Replication from On_prem to GCP:
We see replication is running on all the 6 nodes.
Below are the mm2.properties we set,
## Mirror Maker Configurations
# name of the connector, e.g. "us-west->us-east"
name = {{ source_cluster_name }}-{{ dest_cluster_name }}
# Maximum number of tasks to use for this connector
tasks.max = 12
num.stream.threads = 6
# Setting replication factor of newly created remote topics
replication.factor = 3
errors.log.enable = true
errors.log.include.messages = true
# use ByteArrayConverter to ensure that records are not re-encoded and stay the same
key.converter = org.apache.kafka.connect.converters.ByteArrayConverter
value.converter = org.apache.kafka.connect.converters.ByteArrayConverter
## Kafka clusters aliases
clusters = {{ source_cluster_name }}, {{ dest_cluster_name }}
# upstream cluster to replicate
{{ source_cluster_name }}.bootstrap.servers = {{ source_cluster_ips }}
# downstream cluster
{{ dest_cluster_name }}.bootstrap.servers = {{ dest_cluster_ips }}
# enable and configure individual replication flows
{{ source_cluster_name }}->{{ dest_cluster_name }}.enabled = true
{{ dest_cluster_name }}->{{ source_cluster_name }}.enabled = true
# whether or not to monitor source cluster for configuration changes
{{ source_cluster_name }}->{{ dest_cluster_name }}.sync.topics.configs.enabled = true
{{ dest_cluster_name }}->{{ source_cluster_name }}.sync.topics.configs.enabled = true
# regex of topics to replicate, e.g. "topic1|topic2|topic3". Comma-separated lists are also supported.

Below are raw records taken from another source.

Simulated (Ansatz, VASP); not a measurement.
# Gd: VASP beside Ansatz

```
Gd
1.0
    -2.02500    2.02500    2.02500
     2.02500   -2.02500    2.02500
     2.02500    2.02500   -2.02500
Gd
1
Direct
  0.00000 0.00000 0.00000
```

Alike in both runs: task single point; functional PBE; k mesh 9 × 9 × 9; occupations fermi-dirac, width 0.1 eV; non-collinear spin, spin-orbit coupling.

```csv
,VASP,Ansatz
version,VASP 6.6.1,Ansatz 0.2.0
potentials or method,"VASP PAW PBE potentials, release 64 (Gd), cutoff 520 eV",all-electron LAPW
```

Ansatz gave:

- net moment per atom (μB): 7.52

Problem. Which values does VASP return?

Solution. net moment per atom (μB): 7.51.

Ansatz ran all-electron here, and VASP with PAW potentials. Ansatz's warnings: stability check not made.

{{ source_cluster_name }}->{{ dest_cluster_name }}.topics = {{ src_to_gcp_topics_to_replicate }}
{{ dest_cluster_name }}->{{ source_cluster_name }}.topics = {{ gcp_to_src_topics_to_replicate }}
# Configure from when the MM2 shuld start replicating data
{{ source_cluster_name }}->{{ dest_cluster_name }}.consumer.auto.offset.reset = earliest
{{ dest_cluster_name }}->{{ source_cluster_name }}.consumer.auto.offset.reset = earliest
# Sync consumer group offsets
{{ source_cluster_name }}->{{ dest_cluster_name }}.exclude.internal.topics = false
{{ source_cluster_name }}->{{ dest_cluster_name }}.emit.heartbeats.enabled = true
{{ dest_cluster_name }}->{{ source_cluster_name }}.exclude.internal.topics = false
{{ dest_cluster_name }}->{{ source_cluster_name }}.emit.heartbeats.enabled = true
# Enable automated consumer offset sync
{{ source_cluster_name }}->{{ dest_cluster_name }}.sync.group.offsets.enabled = true
{{ source_cluster_name }}->{{ dest_cluster_name }}.emit.checkpoints.enabled = true
{{ dest_cluster_name }}->{{ source_cluster_name }}.sync.group.offsets.enabled = true
{{ dest_cluster_name }}->{{ source_cluster_name }}.emit.checkpoints.enabled = true
offset.flush.timeout.ms = 60000
# {{ source_cluster_name }} cluster overrides for {{ source_cluster_name }}->{{ dest_cluster_name }} replication
{{ source_cluster_name }}.max.poll.records = 20000
{{ source_cluster_name }}.receive.buffer.bytes = 33554432
{{ source_cluster_name }}.send.buffer.bytes = 33554432
{{ source_cluster_name }}.max.partition.fetch.bytes = 33554432
{{ source_cluster_name }}.message.max.bytes = 37755000
{{ source_cluster_name }}.compression.type = gzip
{{ source_cluster_name }}.max.request.size = 26214400
{{ source_cluster_name }}.buffer.memory = 524288000
{{ source_cluster_name }}.batch.size = 524288
# {{ dest_cluster_name }} cluster overrides for {{ dest_cluster_name }}->{{ source_cluster_name }} replication
{{ dest_cluster_name }}.max.poll.records = 20000
{{ dest_cluster_name }}.receive.buffer.bytes = 33554432
{{ dest_cluster_name }}.send.buffer.bytes = 33554432
{{ dest_cluster_name }}.max.partition.fetch.bytes = 33554432
{{ dest_cluster_name }}.message.max.bytes = 37755000
{{ dest_cluster_name }}.compression.type = gzip
{{ dest_cluster_name }}.max.request.size = 26214400
{{ dest_cluster_name }}.buffer.memory = 524288000
{{ dest_cluster_name }}.batch.size = 524288
# SASL Configurations
{{ dest_cluster_name }}.security.protocol=SASL_PLAINTEXT
{{ dest_cluster_name }}.sasl.mechanism=SCRAM-SHA-256
{{ dest_cluster_name }}.sasl.jaas.config=org.apache.kafka.common.security.scram.ScramLoginModule required username="{{ user }}" password="{{ password }}";
Please let us know if we are missing anything on this. Thanks in advance!!!